A new progressive era?

That Labor’s return to office would be framed in grandiose terms, as a watershed shift from social conservatism to progressivism, was easy to predict. ‘But could this election portend a new progressive era?’, asked journalist Andrew West, hopefully. Predictable perhaps; but also delusional. Certainly, some symbolic ‘firsts’ have cascaded for the benefit of myth-makers: first female deputy prime minister, first openly gay minister who also happens to be of Chinese origin, first ministry containing so many women, and signing-up to Kyoto as a first item of business. The voters who mattered, though, were moved by more down-to-earth concerns. WorkChoices, the cost of living, interest rates and John Howard’s long time in office were decisive.

The new government’s own longevity depends on how well they remember this.

‘The voters who mattered’ were concentrated in those crucial suburban and regional electorates which changed hands. Once they were solid Labor supporters. Then they morphed into Howard battlers. Now they’re just swinging voters who’ll support whichever party appeals to them. They aren’t so many prodigal sons and daughters returning to their ‘natural’ party. A realignment - or more accurately, a disalignment - did occur in 1996. But it was Paul Keating who fractured Labor’s base. Howard just did a good job of holding on to a slab for so long.

Thereafter the old Whitlamite strategy was doomed. No stable majority can be forged by grafting middle class progressives onto a more conservative working class. In today’s shifting and fragmented landscape, a government with Whitlamite ambitions would be at serious risk. Judging by their campaign style, none of this is news to Kevin Rudd or senior party operatives.

Still, things could go wrong on another level.

Look at how things work in the information society. Across social policy fronts, networks of institutions, ‘experts’, activists and media gravitate toward lines of conventional thinking, often progressivist in tendency. This is underpinned by some long-term trends. Workforce polarisation between a growing class of knowledge workers and the broad mass of (blue and white collar) routine workers; socio-economic disparities between inner-urban and outer-suburban or rural regions; the pervasive reach and conformism of communications media - these, to name a few, are narrowing the social sources of our politics.

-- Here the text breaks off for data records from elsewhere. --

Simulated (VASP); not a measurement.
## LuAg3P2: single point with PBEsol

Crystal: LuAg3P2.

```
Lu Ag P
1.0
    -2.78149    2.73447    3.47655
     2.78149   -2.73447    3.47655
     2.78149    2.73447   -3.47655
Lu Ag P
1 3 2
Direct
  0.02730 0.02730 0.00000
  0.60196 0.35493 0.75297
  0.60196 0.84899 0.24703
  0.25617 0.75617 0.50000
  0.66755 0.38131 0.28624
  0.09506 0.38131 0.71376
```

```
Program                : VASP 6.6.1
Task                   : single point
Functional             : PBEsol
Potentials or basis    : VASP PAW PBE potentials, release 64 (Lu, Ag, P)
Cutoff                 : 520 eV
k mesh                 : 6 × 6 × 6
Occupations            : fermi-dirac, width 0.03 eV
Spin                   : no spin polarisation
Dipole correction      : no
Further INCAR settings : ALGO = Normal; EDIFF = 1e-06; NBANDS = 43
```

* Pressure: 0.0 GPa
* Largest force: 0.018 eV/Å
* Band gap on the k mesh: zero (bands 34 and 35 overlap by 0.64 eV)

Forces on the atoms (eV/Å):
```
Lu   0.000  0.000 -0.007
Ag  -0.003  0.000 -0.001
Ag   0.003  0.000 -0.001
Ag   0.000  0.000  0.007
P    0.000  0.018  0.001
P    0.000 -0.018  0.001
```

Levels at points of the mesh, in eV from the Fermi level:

Acting as gatekeepers, such networks aim to define the limits of acceptable discourse. Some of the new ministers are from their ranks. Others will slide into well-established policy tracks, without due attention to alternatives. All the while, conventional thinking is liable to clash with sentiment out in the suburbs and regions.

The greatest moral challenge?

Let’s dwell on climate change, which dominated the government’s early colour and movement. Kevin Rudd likes to call it one of the greatest moral challenges of our time. He may regret raising the bar so high. In choosing this style of language, Mr Rudd takes his cue from the environment movement, which insists on framing the issue in terms of moral culpability. They never tire of carping about Australia’s high emissions per capita and ‘inaction’ over the last eleven years. As the public will come to understand, neither of these mean much. The volume of our emissions is too small. Nor are most Australians guilt-stricken about our industrial progress over the last century. Whether or not global warming is a by-product, industrial capitalism lifted millions out of poverty in the developed world, and now does so throughout developing world.

We need not atone for any crime. To start with, Mr Rudd should step off the moral pedestal and keep it real (as Ali G would say).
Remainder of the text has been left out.